Tuesday, August 12, 2014

Small-town life in 1887

Front page of the April 1887 issue of the DeLand Collegiate student newspaper
The student newspaper was published monthly.
Image credit: Stetson University duPont-Ball Library
Picnics, boating excursions, and fishing parties. Such were the summer activities of Florida college students in 1887. At least the students who wrote about the summer ahead in the April 1887 issue of their student newspaper, the DeLand Collegiate. The writers advised their peers to travel and find "startling experiences" so they'd have enough material for "the appalling amount of essays which we will have to write next year." Some things don't change.

But some things do. In the newspaper's Gleanings section, there's a mention that 14 was the average age of students entering college 100 years earlier. Meaning, the year 1787. Another difference is the 1887 school year's starting date: October, unlike the current August start dates.

The paper was issued monthly during the academic year by the Palmetto Literary Society of DeLand Academy and College, one of the early names of Stetson University. An annual subscriptions cost 50 cents.
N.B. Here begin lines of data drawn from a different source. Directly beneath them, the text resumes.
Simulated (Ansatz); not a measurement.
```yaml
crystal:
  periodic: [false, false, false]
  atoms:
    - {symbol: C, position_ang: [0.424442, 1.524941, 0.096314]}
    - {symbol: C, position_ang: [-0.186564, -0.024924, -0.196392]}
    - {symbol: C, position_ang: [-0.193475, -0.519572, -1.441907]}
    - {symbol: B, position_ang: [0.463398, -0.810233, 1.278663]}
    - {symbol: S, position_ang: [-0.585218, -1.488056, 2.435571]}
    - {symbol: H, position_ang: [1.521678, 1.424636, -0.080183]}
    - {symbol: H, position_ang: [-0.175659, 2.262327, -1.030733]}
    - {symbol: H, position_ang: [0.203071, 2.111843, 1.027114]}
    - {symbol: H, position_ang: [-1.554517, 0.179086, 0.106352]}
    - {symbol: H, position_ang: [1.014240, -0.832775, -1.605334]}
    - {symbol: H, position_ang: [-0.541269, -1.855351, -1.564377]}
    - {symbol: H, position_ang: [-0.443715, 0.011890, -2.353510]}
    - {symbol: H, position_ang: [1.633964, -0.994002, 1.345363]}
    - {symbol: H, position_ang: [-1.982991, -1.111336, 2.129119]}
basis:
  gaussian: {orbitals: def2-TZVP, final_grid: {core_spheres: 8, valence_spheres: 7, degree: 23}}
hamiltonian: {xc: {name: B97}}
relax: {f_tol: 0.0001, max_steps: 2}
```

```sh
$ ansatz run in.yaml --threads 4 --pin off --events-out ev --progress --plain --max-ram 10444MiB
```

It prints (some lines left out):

One of my favorite sections is Around Town on Page 8. That's because I write romance novels set in an 1800s Florida town, and tidbits of period social history interest me and provide foundation for ideas. The news in 1887 DeLand included:

  • Fireflghters were to be fitted for uniforms;
  • John B. Stetson planned extensive improvements to an orange grove he purchased;
  • Performers under the name of Hamlin's Wizard Oil Troupe presented several "very good" open-air concerts in the streets;
  • A resident was trying to organize a military company in the city, and an armory would be built if he succeeded in securing a $300 appropriation from the County Commission. 
You can read the entire issue online via Stetson University duPont-Ball Library's excellent digital archives. Yes, I do work at Stetson and have a degree from there, but aside from that I'm a huge fan of libraries, and support both duPont-Ball and the DeLand Regional Library. I just found the DeLand Library's slideshow on Flickr. Visit and support your local libraries, in person or online. They're worth it.